The financial industry is changing—and so is the marketplace. Combined, these trends have created a “perfect storm” of opportunities and challenges, which many companies are not prepared to weather. Those that can navigate these new waters by tailoring their business tactics, products and services are destined to reap the rewards.
An industry in flux
Over the last five years, we’ve seen a large number of mergers and acquisitions within the financial services industry at every level. In fact, the total number of offices managed by FDIC-insured institutions peaked in 2009, and has shrunk by nearly 5 percent since. Analysts and industry leaders further predict that consolidation will continue at a faster pace in 2015. As the accompanying graphics show, this will make many institutions vulnerable to churn.
Finally, the financial industry will also have to adjust to the fact that customer profiles have changed significantly.
Here come the Millennials
Audience demographics have indeed shifted, and not just for the financial sector. Most notably, Millennials (those born between 1982 and 2004) have officially replaced Baby Boomers as the largest group of consumers, now comprising upwards of 40 percent.
A good portion of them are just starting out in life, hence busily shopping for new banking products, primarily checking accounts.
Growing by acquisition. Winning by a tactical shift
While keeping their finger on the industry’s pulse, smaller banks and credit unions must start catering to this new audience immediately to keep from being trounced by their larger counterparts.
Community banks will likely find it desirable (or a necessity) to sell or acquire other entities to get the capital, resources and expertise needed to develop enhanced strategies and offerings. Here are some tactics they would do well to try:
• Sharper, more differentiated marketing
Studies show that Millennials do not have a seasoned loyalty toward their financial institution. While this is bad news for the incumbent, challengers with superior creative, strategies and offers have a decent chance of wooing new customers.

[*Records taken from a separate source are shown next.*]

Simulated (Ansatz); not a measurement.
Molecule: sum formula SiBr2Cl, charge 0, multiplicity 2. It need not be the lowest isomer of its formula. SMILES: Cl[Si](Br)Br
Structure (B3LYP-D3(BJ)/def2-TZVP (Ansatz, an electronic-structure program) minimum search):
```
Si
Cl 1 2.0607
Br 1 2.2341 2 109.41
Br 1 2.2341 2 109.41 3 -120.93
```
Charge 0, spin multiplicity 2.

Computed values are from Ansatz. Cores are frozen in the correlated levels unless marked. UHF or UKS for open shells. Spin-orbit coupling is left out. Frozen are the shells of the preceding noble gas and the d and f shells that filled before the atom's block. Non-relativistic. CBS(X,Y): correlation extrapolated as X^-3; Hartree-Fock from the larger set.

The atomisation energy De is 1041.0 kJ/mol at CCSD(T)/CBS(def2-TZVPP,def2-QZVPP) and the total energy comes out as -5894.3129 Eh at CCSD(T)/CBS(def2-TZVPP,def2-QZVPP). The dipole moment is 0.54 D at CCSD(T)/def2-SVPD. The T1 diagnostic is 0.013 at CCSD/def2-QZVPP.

• Convenient branch locations
Interestingly, Millennials tend to gravitate toward larger national banks. Moreover, according to The Financial Brand, roughly 70 percent prefer to open an account at a branch—a slightly higher rate than that of Boomers. More brick-and-mortar locations will surely spread brand awareness and consideration amongst this audience.
• Expanded mobile banking
Millennials grew up in the digital age, and the majority prefer mobile banking for day-to-day transactions once their account has been opened at a branch. A recent survey posted on FindABetterBank.com found that over 70 percent of Millennials considered mobile banking a “nice-to-have” or “must-have.” This compared to just over 50 percent of shoppers age 30-plus.
• Low fees
Millennials are often in the midst in significant life changes that impact their financial freedom: facing student loan debts after graduating from college; looking for a new or better job; preparing to get married or buy a home. Plus, like the rest of us, they’re price shoppers, and so are apt to choose a bank that can offer them accounts with low fees.
Financial institutions should also strongly consider offering more products that don’t require high balances to avoid discouraging this new audience.
To compete effectively against larger entities in acquiring and retaining Millennials, small and mid-sized banks should give serious consideration to these business tactics. Millennials are young, smart and savvy—keen enough to notice when a seemingly better deal comes along.